IT's all pants!

What if the secret to the health of our landscape lies hidden in a humble pair of cotton underpants?

This is the question at the heart of ‘It’s All Pants’, an experimental pilot that unearths surprising truths about the land we live on. It forms one part of a long-term artistic inquiry supported by Creative Scotland, titled “If Place Mirrors Who We Are, What Does It Reflect?”.

This wider project explores how our choices in managing land—from dense cityscapes to remote countrysides—shape the health of a place for all who depend on it, human and non-human alike. Through photography, research, and community conversation, it seeks to reveal the unseen consequences of our actions and inspire new dialogues about a more resilient future.

The Experiment: A Simple Test, A Profound Story

The idea was straightforward. Conventional wisdom suggests that healthy, living soil, rich with microbes and fungi, will quickly decompose cotton. The more the fabric disappears after two months, the healthier the soil.

To test this, I buried 45 pairs of cotton underpants across 15 distinct locations in Scotland as a pilot project. The sites represented a cross-section of the modern, rural, Galloway landscape:

  • Ancient Woodlands: A remnant of a temperate rainforest and a managed conifer plantation.
  • Farming Pastures: From 30-year organic meadows and wood pastures to intensively fertilized silage fields.
  • Protected & Restored Land: A Site of Special Scientific Interest (SSSI) and a former pasture now 16 years into a rewilding project.
  • And for comparison: a simple garden compost heap.

Alongside the underpants, I also counted the earthworms – another classic indicator of a thriving habitat, as well as completing a range of photographic and more conventional visual and lab based assessment (e.g. PNK, conductivity, soil organic carbon, pH) to enable different analysis of the results to be made and compared.  I worked in collaboration with the SRUC and Glasgow University to give a level of rigour to the methodology and share learnings.

The Revelation: An Unexpected Twist

Two months later, I dug them up. The results were not what I or various landowners expected, or what conventional thinking tells us.
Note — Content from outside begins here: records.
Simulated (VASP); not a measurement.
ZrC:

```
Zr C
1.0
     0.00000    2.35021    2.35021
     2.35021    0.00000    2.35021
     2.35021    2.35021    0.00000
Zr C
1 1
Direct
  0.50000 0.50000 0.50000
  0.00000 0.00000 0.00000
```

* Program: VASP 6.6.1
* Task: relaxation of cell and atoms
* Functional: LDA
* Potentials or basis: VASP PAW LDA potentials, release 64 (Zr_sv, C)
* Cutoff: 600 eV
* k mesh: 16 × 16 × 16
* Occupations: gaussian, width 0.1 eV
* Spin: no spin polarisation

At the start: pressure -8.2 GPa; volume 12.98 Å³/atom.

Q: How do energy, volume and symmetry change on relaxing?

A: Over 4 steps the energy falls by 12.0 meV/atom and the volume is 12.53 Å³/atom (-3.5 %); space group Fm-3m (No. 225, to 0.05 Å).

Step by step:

The underpants that had almost completely vanished, returning to the earth, were not from the ancient woods or the organic meadows. They were from the intensively managed, non-native, fertilized pastures and silage fields. Not only that, but these were also the sites with the most earthworms.

Conversely, the underpants from the native woodlands, the unimproved pastures, and the rewilding site remained shockingly intact.  So what was going on?

A Deeper Question

This project doesn’t offer a simple answer. Instead, it asks a more important question: Is our common understanding of “soil health” incomplete?

When we rely on simple metrics, what do we fail to see? The results challenge us to look beyond conventional statements and question the messages we are taught about the land. They invite a deeper, more nuanced conversation about what true ecological health looks like – a health based not just on rapid decomposition, but on biodiversity, resilience, and the complex, slow-growing life of an ecosystem. Of observing and listening, not just to the science and latest thinking, but to the land and the wisdoms of the past.  Indeed, as Suzanne Simard says in her revolutionary book Finding the Mother Tree,

“Indigenous peoples have long understood what Western science is only now beginning to demonstrate”.

The framed underpants presented in the exhibitions are the artifacts of this inquiry, each one telling a story about the ground beneath our feet and forcing us to reconsider what it means to care for a place.

By now I was right in the rabbit hole, and the investigation continued with an AI dialogue, exploring how I might better understand such challenging results.  the conversation is presented in the following pdf.
AI Dialogue

Sharing Results

Sharing findings were a core element of the pilot.  With this in mind the undergarments were exhibited at the following venues

  • Kirkcudbright Galleries – group show
  • The Catstrand, New Galloway – solo exhibition of the wider project including ‘Soil Your Undies’
  • MacRobert Gallery, Stirling University – solo exhibition of the wider project including ‘Soil Your Undies’ (August/September 2026
  • Royal Highland Show 2026 – part of the ‘sustainable agriculture tent’ display

A further one day workshop was also held which was specifically targeted towards land managers e.g. farmers, foresters), with partners and within an environment of trust – in a barn on a working farm!  The day included an interactive discussion around the undergarments, a ‘soil/sound’ interaction, and a range of more conventional field based engagements.  The day was a collaboration with Propagate, SRUC, Glasgow University and included 10 students who undertook and presented experiments on soil carbon dioxide experiments which they share with the 30 workshop attendees.  I am forever grateful to all those, including the attendees on the day, who made the event fun as well as informative.